Given the general form:
A(x^2)+B(x*y)+C(y^2)+D(x)+E(y)+F=0
How can I go about plotting the upper right (positive x,y) quadrant of these conic sections? I found some code to do it for ellipses using a parametric form, but I'm having trouble figuring out the more general solution.
plot.ellipse <- function (a, b, c, d, e, f, n.points = 1000) {
## solve for centre
A <- matrix(c(a, c / 2, c / 2, b), 2L)
B <- c(-d / 2, -e / 2)
mu <- solve(A, B)
## generate points on circle
r <- sqrt(a * mu[1] ^ 2 + b * mu[2] ^ 2 + c * mu[1] * mu[2] - f)
theta <- seq(0, 2 * pi, length = n.points)
v <- rbind(r * cos(theta), r * sin(theta))
## transform for points on ellipse
z <- backsolve(chol(A), v) + mu
## plot points
# plot(t(z), type = "l", xlim=c(0,1/d), ylim=c(0,1/e))
return(t(z))
}
When using this for non-ellipses, I get:
Error in chol.default(A) :
the leading minor of order 2 is not positive definite
Haven't really found anything that helps me understand if this just requires a tweak or a completely different approach.
The nature of the conic section is determined by the sign of the discriminant Delta = B² - 4AC. If Delta > 0, this is an ellipse; if Delta < 0, this is a hyperbola; if Delta = 0, this is a parabola.

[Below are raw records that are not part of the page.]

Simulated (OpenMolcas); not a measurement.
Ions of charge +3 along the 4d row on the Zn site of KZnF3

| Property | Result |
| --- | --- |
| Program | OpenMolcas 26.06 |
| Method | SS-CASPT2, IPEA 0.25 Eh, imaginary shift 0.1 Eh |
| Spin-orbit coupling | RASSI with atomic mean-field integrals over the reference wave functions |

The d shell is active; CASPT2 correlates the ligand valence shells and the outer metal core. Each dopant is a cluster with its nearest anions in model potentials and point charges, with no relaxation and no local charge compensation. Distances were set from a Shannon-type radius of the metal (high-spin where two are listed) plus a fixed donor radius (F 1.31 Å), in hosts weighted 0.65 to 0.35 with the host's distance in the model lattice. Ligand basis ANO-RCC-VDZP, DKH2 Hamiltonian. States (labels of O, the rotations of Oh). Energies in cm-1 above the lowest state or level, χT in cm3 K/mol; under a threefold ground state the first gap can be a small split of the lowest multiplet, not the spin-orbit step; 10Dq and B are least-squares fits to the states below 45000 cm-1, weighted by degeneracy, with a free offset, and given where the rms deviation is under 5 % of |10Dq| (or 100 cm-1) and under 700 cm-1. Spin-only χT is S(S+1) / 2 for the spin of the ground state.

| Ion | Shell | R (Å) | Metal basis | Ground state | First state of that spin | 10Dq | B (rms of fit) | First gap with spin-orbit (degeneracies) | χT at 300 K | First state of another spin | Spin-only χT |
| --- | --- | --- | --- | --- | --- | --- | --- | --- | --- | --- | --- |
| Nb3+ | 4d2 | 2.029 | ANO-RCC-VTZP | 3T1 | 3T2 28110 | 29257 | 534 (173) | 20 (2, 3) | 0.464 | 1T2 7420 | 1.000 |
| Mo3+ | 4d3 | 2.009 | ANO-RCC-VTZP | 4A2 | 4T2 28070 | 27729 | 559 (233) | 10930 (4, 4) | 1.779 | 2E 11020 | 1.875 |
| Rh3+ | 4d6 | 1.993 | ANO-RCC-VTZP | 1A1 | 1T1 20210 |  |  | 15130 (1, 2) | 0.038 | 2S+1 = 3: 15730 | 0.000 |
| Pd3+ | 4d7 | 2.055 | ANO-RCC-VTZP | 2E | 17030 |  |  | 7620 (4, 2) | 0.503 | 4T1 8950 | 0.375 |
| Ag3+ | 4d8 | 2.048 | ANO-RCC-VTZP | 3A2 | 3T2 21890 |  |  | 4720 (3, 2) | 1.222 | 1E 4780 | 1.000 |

For an ellipse or a hyperbola, you can use the PlaneGeometry package.
library(PlaneGeometry)
A <- 2
B <- 3
C <- 4
D <- 1
E <- 0
F <- -1
B*B - 4*A*C # < 0 => it is a hyperbola
H <- HyperbolaFromEquation(
c(Axx = A, Axy = B, Ayy = C, Bx = D, By = E, C = F)
)
H$plot()
I don't remember whether the equation is
Axx*x² + Axy*x*y + Ayy*y² + Bx*x + By*y + C
or
Axx*x² + 2*Axy*x*y + Ayy*y² + 2*Bx*x + 2*By*y + C
You'll have to check.